MARC Ratings has affirmed its sub-sovereign credit rating of AA- with a stable outlook on the state of Terengganu, based on the rating agency’s sub-sovereign rating scale. This rating is unsolicited and based on publicly available information. Terengganu’s rating is underpinned by the continued strength in its downstream oil and gas industries, namely refined petroleum and chemicals, alongside a manageable fiscal position. However, Terengganu remains constrained by structural economic limitations, a narrow revenue base, and heightened exposure to commodity price volatility.
Terengganu’s downstream industries — particularly refined petroleum and chemicals — account for around 95% of its manufacturing output and have historically outperformed the rest of the state’s economy. The sub-sector improved in 2024, expanding by 3.9% (2023: 0.3%). Natural resources remain pivotal to Terengganu’s fiscal profile, historically accounting for up to 80% of total revenue.
Conversely, Terengganu’s heavy dependence on oil and gas poses challenges. The high concentration in petroleum-based activities exposes the state to external shocks from volatile commodity markets and global energy transitions. Moreover, downstream growth has not sufficiently translated into broader economic expansion or employment gains.

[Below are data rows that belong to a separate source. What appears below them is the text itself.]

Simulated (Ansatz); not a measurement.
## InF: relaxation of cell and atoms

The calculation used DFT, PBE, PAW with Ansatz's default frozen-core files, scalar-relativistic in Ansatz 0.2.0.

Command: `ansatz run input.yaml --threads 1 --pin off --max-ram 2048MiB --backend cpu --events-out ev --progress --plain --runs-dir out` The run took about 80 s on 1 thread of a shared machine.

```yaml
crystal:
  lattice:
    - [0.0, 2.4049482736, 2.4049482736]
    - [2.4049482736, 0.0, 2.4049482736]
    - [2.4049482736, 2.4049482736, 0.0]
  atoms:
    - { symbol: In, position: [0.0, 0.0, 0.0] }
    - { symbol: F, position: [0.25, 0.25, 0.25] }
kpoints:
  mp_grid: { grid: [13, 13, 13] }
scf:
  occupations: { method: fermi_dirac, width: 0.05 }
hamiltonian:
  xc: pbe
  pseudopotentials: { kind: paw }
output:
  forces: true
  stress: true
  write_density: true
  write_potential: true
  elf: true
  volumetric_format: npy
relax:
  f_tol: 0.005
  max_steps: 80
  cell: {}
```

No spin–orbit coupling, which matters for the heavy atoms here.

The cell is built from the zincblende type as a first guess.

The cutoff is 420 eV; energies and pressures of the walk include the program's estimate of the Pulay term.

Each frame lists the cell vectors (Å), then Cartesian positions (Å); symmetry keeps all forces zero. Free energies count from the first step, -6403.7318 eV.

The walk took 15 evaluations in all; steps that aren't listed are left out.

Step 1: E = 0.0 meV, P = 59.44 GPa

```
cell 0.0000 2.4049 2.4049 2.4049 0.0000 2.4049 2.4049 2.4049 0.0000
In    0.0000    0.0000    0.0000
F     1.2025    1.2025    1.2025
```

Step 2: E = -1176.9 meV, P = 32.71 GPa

Reflecting its economic limitations, the state’s decreasing consolidated funds and weaker revenue-to-GDP over time have weighed on fiscal flexibility, with reserves continuing to be drawn down and room for development spending limited. In response, the state has initiated measures to diversify its revenue base. These include the “Demi Masa Depan Terengganu” initiative to develop rare earth resources and the Green Technology Master Plan Malaysia 2017-2030, aimed at building alternative and sustainable revenue streams.
The stable outlook reflects MARC Ratings’ expectation that Terengganu will continue to benefit from steady oil royalty receipts and adequate federal government support for its operational and infrastructure requirements. A sustained deterioration in revenue and reserves without offsetting measures, or a weakening in federal–state relations, could exert downward pressure on the rating.